## Basic Tutorial

In this tutorial, we will demonstrate how to use aero to perform ASR tasks as well as batch inference

### Envs

You can prepare the basic envs by installing the following packages.

In [1]:
# !pip install huggingface_hub librosa torch accelerate
# !pip install transformers@git+https://github.com/huggingface/transformers@v4.51.3-Qwen2.5-Omni-preview
# !pip install --no-build-isolation flash-attn

## QuickStart

In this example, we demonstrate the basic usage of our model. The whole processing and generation logic is pure transformers

In [None]:
from transformers import AutoProcessor, AutoModelForCausalLM

import torch
import librosa

def load_audio():
    return librosa.load(librosa.ex("libri1"), sr=16000)[0]


processor = AutoProcessor.from_pretrained("lmms-lab/Aero-1-Audio-1.5B", trust_remote_code=True)
# We encourage to use flash attention 2 for better performance
# Please install it with `pip install --no-build-isolation flash-attn`
# If you do not want flash attn, please use sdpa or eager`
model = AutoModelForCausalLM.from_pretrained("lmms-lab/Aero-1-Audio-1.5B", device_map="cuda", torch_dtype="auto", attn_implementation="flash_attention_2", trust_remote_code=True)
model.eval()

messages = [
    {
        "role": "user",
        "content": [
            {
                "type": "audio_url",
                "audio": "placeholder",
            },
            {
                "type": "text",
                "text": "Please transcribe the audio",
            }
        ]
    }
]

audios = [load_audio()]

prompt = processor.apply_chat_template(messages, add_generation_prompt=True)
inputs = processor(text=prompt, audios=audios, sampling_rate=16000, return_tensors="pt")
inputs = {k: v.to("cuda") for k, v in inputs.items()}
outputs = model.generate(**inputs, eos_token_id=151645, max_new_tokens=4096)

cont = outputs[:, inputs["input_ids"].shape[-1] :]

print(processor.batch_decode(cont, skip_special_tokens=True)[0])


## Batch Inference

Our model also supports batch inference. By padding the inputs and setting the padding side to left, we can accelerate our inference with large batch size. Thanks to the small size of the model, you can easily run batch size up to 32 batch sizes.

In [None]:
from transformers import AutoProcessor, AutoModelForCausalLM

import torch
import librosa

def load_audio():
    return librosa.load(librosa.ex("libri1"), sr=16000)[0]

def load_audio_2():
    return librosa.load(librosa.ex("libri2"), sr=16000)[0]

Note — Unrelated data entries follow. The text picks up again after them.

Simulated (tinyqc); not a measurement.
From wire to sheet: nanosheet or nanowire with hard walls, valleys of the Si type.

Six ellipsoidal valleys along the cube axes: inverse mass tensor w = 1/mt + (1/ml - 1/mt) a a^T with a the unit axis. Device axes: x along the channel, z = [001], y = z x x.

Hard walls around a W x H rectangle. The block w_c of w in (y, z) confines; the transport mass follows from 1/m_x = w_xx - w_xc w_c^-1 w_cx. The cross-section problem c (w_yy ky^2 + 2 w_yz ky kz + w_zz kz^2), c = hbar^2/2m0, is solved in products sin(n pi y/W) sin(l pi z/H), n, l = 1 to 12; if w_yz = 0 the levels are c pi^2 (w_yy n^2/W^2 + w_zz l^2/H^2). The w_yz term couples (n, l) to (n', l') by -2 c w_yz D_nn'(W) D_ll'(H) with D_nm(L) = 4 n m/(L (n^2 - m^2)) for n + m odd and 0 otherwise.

processor = AutoProcessor.from_pretrained("lmms-lab/Aero-1-Audio-1.5B", trust_remote_code=True)
# We encourage to use flash attention 2 for better performance
# Please install it with `pip install --no-build-isolation flash-attn`
# If you do not want flash attn, please use sdpa or eager`
model = AutoModelForCausalLM.from_pretrained("lmms-lab/Aero-1-Audio-1.5B", device_map="cuda", torch_dtype="auto", attn_implementation="flash_attention_2", trust_remote_code=True)
model.eval()

messages = [
    {
        "role": "user",
        "content": [
            {
                "type": "audio_url",
                "audio": "placeholder",
            },
            {
                "type": "text",
                "text": "Please transcribe the audio",
            }
        ]
    }
]
messages = [messages, messages]

audios = [load_audio(), load_audio_2()]

processor.tokenizer.padding_side="left"
prompt = processor.apply_chat_template(messages, add_generation_prompt=True)
inputs = processor(text=prompt, audios=audios, sampling_rate=16000, return_tensors="pt", padding=True)
inputs = {k: v.to("cuda") for k, v in inputs.items()}
outputs = model.generate(**inputs, eos_token_id=151645, pad_token_id=151643, max_new_tokens=4096)

cont = outputs[:, inputs["input_ids"].shape[-1] :]

print(processor.batch_decode(cont, skip_special_tokens=True))